Acknowledgement to the bumblebee

I am lucky enough to walk to work in a little outbuilding where I live, so my commute is short and car-free.

It is not always, weirdly, for all of that, carefree.

I am in my head too often and too fast, and I imagine I probably walk with my head down and my posture bent forward, as if I’m already carrying a big pack of obligations, powering everything from my hips, instead of my heart.

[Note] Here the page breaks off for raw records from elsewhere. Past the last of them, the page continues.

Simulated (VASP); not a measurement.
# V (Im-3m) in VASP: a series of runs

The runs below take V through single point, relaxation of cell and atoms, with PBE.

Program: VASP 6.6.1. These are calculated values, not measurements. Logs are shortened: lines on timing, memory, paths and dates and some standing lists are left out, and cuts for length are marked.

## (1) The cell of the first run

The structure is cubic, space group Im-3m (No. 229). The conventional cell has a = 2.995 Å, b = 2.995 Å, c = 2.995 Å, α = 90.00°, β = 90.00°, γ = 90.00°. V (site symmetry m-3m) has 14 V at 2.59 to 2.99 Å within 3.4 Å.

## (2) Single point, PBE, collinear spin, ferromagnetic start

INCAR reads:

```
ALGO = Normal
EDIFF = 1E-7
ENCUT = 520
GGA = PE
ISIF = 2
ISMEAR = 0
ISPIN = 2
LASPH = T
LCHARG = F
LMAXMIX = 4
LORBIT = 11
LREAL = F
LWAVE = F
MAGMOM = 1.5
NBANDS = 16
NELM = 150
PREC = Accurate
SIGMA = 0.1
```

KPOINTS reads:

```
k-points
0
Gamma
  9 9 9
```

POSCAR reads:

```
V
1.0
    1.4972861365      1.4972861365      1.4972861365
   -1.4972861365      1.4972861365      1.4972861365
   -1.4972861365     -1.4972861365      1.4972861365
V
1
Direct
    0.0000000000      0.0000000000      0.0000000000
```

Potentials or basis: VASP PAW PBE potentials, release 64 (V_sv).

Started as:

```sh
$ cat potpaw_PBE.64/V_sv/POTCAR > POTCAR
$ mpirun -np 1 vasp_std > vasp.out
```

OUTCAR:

But sometimes I manage to be more present with the moment and less burdened with the past and future and I meander via the raspberry patch or around the perimeter of the land or detour via the saskatoonbush and the wild apple tree that’s been all ravaged by hungry bears over the years and is a mess of snapped limbs and scar tissue and suckers of new life springing improbably in all directions and that has become a place I connect with my friend who took her own life 10 years ago. The apple tree has a wild rose clambering up and over it, and sometimes (although not often enough and now that I’m writing it I think I’ll have to make this happen in the next few days) I will crawl underneath it’s bent and ragged limbs and get snagged by rose thorns and low branches, and leave some small offering at its base for Ange.

This morning, instead of beating the direct path with my head bent low, I meandered via the garden beds that have been sadly unproductive after these hot, unwatered days, despite all the hope I poured into their soil 2 weeks ago, along with seeds, and I wondered if anything was alive out there, and there it was, the tiniest two leaves, a cucumber! The first! So I greeted it with the same tender effusion I try to wake my son up with – whispering “good morning, it’s morning, i hope you had a good sleep, we’ve got five minutes to get to the bus, Dad is making you pancakes…” trying to urge him into the day with our sheer happiness to see him, not our almost overwhelming stress at getting another morning rolling and all the ways this could go sideways.

“Hello little cucumber, you are the first! I am so happy to see you. You made it all the way to the surface. Oh, I hope you enjoy the feeling of the sun on your leaves. And tell the others how wonderful it is up here. Look how beautiful you are.”

greeting to the first cucumber sprout

I’m a desperate and unskilled gardener. Honestly. I’ll try anything, including sweet-talking the plants into life.

I skinnied my way between the cucumber bed and the raspberry patch, a pathway narrowing as the raspberries explode out of their confines and I could hear the incredibly loud buzz of bumble-bees.

Like airplanes. Their humming is so loud I can almost feel it in my chest cavity, and I resist the urge to duck as I sense one flying around my head, like a drone.

The bumblebees are massive and fuzzy and I love them. I love them for their devotion to these raspberry buds. And so I acknowledge them too. “Hello bumblebees. You are so beautiful. I love the song you’re singing. Thank you for pollinating all these flowers into raspberry fruits. What important work you’re doing. I hope you are enjoying yourselves…” but actually, I’m pretty sure they are, because I listened to a podcast the other day, (it should definitely come with a woo warning, but there were some real gems), and in answer to the question about what is the lineage of your gifts, and your way of being in the world, singer Abigal Bengson, after naming her ancestors and her mother, named the creatures that teach her, and then gave acknowledgement to:

the bumblebee, that goes out, ostensibly looking for food, but then gets so drunk in lust and love and the beauty of the world that it can’t help but make love to everything it sees, and in so doing, makes the whole world grow

Abigail Bengson

So, acknowledgement to the bumble-bee. A humble bee. Utterly essential. Doing its magical thing. Following its heart’s desire and leaving an entire world of blooming and flourishing in its wake.